Fall is fully underway here in Western Massachusetts, and I have begun to accept the need to get out winter clothes.  Emily Dickinson’s “Indian summer” poem shares a response to its welcome and inevitable, but temporary respite. “These are the days when Birds come back -” is such a musical, nostalgic and personal poem. It’s also like a painting in its control.

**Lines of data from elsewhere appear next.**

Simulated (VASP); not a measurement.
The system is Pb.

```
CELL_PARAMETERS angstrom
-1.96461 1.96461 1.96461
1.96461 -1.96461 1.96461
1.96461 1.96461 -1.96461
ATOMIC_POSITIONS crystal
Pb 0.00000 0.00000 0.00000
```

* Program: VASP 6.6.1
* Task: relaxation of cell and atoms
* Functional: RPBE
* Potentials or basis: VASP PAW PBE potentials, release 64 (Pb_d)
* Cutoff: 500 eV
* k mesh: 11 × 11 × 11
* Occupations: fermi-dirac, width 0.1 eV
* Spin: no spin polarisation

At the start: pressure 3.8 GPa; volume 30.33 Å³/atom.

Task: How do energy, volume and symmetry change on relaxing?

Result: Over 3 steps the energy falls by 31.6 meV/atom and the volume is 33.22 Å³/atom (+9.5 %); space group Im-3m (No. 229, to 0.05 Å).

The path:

These are the days when Birds come back –
A very few – a Bird or two –
To take a backward look.

These are the days when skies resume
The old – old sophistries of June –
A blue and gold mistake.

Oh fraud that cannot cheat the Bee –
Almost thy plausibility
Induces my belief,

Till ranks of seeds their witness bear –
And softly thro’ the altered air
Hurries a timid leaf.

Oh sacrament of summer days,
Oh Last Communion in the Haze –
Permit a child to join –

Thy sacred emblems to partake –
They consecrated bread to take
And thine immortal wine!

I am tickled by the thought of a bird looking back over its shoulder, “To take a backward look”. Any day now there will be a balmy morning or afternoon when I will be reminded of the carefree temperatures of early summer. But, being reminded of “June,” is for the weather to behave as a sophist, “a person who reasons with clever but fallacious arguments,” my dictionary says.

Indian summer is “A blue and gold mistake./Oh fraud that cannot cheat the Bee.”

Of course Dickinson never uses the term Indian summer, when weather is sunny and clear and above 21°C (70°F), and all of the leaves of the trees have turned. But before the first snow has fallen, “..softly thro’ the altered air/Hurries a timid leaf”.

This period normally associated with mid-October to late-November in the northern states of the U.S. will become, “Oh sacrament of summer days,/Oh Last Communion in the Haze -”.

I come from Christian teachings, so I can identify the reference: “Permit a child to join -”. In Christian churches, no child prior to “confirmation” or “profession of faith” is allowed to join in the sacrament of communion, a worship service tradition. Anyone not familiar with Dickinson’s use of this understood cultural norm of her day, will be familiar with some other sort of “coming of age” ritual. Youngsters eager to grow up chafe at its imposition when they are “too young.”

The last stanza seems to me to equate summer with everyone’s best days, that “…immortal wine!” we like to think of as heaven.